The correct solution is to put a FIFO (first-in first-out) buffer in front of the analog-to-digital converter. The input port of the FIFO accepts data from the CD reader as it arrives, and stores it. The output port of the FIFO sends data to the analog-to-digital converter at a constant rate.
Which leads to the next question: how do you clock the FIFO output? If you clock it in sync with the CD reader, you won't have done anything for the jitter. If you clock it with an independent quartz crystal, the crystal will gradually fall behind or work faster than the CD reader; the FIFO will run out of data or overflow. Either way, distortion will have been introduced into the sound.
The clocking solution, as fluffy grue mentioned, is a PLL (phase-locked loop). A PLL is a type of oscillator that produces a clock with the same average frequency as another clock, but with the short-term variations filtered out. With a FIFO + PLL, the analog-to-digital converter gets samples at a constant rate (in the short-term), and the timing jitter is eliminated.
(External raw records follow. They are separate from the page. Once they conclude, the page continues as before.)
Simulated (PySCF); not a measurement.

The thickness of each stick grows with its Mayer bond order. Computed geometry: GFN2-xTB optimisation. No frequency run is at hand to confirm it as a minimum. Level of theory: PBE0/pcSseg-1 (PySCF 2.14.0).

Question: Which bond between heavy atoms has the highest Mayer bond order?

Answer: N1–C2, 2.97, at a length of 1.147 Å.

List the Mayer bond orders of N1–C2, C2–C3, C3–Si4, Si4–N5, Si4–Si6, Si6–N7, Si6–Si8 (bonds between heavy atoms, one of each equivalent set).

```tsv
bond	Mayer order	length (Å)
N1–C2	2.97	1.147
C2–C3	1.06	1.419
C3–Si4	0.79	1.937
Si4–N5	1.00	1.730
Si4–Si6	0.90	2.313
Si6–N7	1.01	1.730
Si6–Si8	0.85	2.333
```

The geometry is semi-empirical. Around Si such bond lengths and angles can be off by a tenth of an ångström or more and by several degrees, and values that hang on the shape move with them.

I honestly don't understand why the listening-only audiophiles are so freaked out by jitter. It takes a trivial amount of circuitry to eliminate. Every portable CD player that has 'skip protection' has very good jitter elimination built in. Building a receiver/amplifier with digital inputs that has jitter elimination is dead simple. I mean, if they can put it in a $50 portable player that runs 6 hours on batteries, an $600 receiver ought to be trivial, right? I guess I can understand why artists who are merging different audio streams that are at slightly different clock rates might be nervous, but even that is a fairly simple problem.
I guess I can understand, though. If I had a choice between selling $0.75 worth of PLL/FIFO, or a $6000 rig that floats on air, I'd probably pick the latter. Profit margin, profit margin, profit margin.
I don't want the world, I just want your half.